Story of phasm 05

RETURN OF THE SNOWS

Completing the project in June I returned to Cardiff but was unable to capitalise on the report, which had yet to be published, and given the difficulties in Selby I was similarly unable to get a reference from STC. To make matters worse Enviros were the darlings of WRAP and their monopoly on the research work and the influence they consequently had on the industry made it impossible for me to secure further contracts. By protecting my work I had similarly prevented myself from getting more. It might have been summer in Cardiff but for Phasm it was turning into winter.

I used the time constructively, building the web site by creating pages and guides for would be composters. I also begun to work on and design a new educational project, the Phasm Science Garden. With the advent of the national curriculum teachers were now required to teach children about the natural world and for many teachers this was as new to them as it was to the children. Even teaches with some background in the natural sciences would struggle without the right resources.

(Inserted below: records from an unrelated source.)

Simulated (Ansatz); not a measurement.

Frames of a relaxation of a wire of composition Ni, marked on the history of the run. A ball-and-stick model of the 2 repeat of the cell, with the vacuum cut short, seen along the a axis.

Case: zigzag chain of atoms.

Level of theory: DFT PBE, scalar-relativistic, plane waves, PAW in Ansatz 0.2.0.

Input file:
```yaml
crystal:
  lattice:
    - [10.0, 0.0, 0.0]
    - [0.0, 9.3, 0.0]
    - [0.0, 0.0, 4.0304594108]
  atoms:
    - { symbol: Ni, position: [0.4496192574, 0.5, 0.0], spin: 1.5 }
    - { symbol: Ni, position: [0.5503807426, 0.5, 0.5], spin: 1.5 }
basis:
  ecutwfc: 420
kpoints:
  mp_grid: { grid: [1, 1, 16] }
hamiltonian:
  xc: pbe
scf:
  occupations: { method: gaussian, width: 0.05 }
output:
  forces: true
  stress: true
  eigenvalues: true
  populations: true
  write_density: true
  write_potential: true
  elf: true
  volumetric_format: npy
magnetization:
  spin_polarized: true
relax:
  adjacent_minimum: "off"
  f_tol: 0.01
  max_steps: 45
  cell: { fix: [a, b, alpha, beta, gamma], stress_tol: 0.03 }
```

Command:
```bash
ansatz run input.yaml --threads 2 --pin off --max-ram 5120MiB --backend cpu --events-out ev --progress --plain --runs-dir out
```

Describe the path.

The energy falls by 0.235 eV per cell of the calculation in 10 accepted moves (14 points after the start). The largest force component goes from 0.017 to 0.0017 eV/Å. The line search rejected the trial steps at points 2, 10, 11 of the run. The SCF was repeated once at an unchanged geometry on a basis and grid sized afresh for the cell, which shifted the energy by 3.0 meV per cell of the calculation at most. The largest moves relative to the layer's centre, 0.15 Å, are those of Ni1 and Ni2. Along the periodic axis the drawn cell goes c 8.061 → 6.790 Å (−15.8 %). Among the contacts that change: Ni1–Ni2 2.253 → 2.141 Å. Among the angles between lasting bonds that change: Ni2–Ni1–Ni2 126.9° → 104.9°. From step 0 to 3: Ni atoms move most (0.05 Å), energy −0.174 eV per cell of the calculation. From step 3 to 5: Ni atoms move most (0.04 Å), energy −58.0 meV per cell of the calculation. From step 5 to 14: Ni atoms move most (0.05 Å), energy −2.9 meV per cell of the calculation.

The Phasm Science Garden was designed to address this by providing a purpose built resource backed up by comprehensive documentation and teaching resources. As well as being a physical tool the concept would have a complete computer package and on-line content that would make it the most complete and comprehensive tool available. However I needed funding and despite there being a plethora of agencies in south Wales which claim to offer National or European sponsored assistance, often backed up by expensive poster and TV ads, as a white heterosexual able bodied male with no dependents in my mid 30’s I failed to qualify for assistance from any. So the idea slowly became shelved. Again I took the precaution of registering the design with the Design and Patents Office so that the idea was at least protected until such time as funds to develop it become available.

It was similarly dawning on me that without funds it was pointless pursuing ideas that needed an initial cash injection. For no idea, no matter how good, can generate investment cash from thin air so I needed to either concentrate on raising/saving cash or pursue ideas that didn’t need a cash injection.

In this respect one industry stands out, writing. As a way to make money it has the greatest returns potential relative to the capital investment: a typewriter. So I toyed with the idea and eventually came up with a concept. I knew or guessed that writing a completely original work was more difficult than reviewing a previous piece; better I thought to write about another and their work than to write my own original piece.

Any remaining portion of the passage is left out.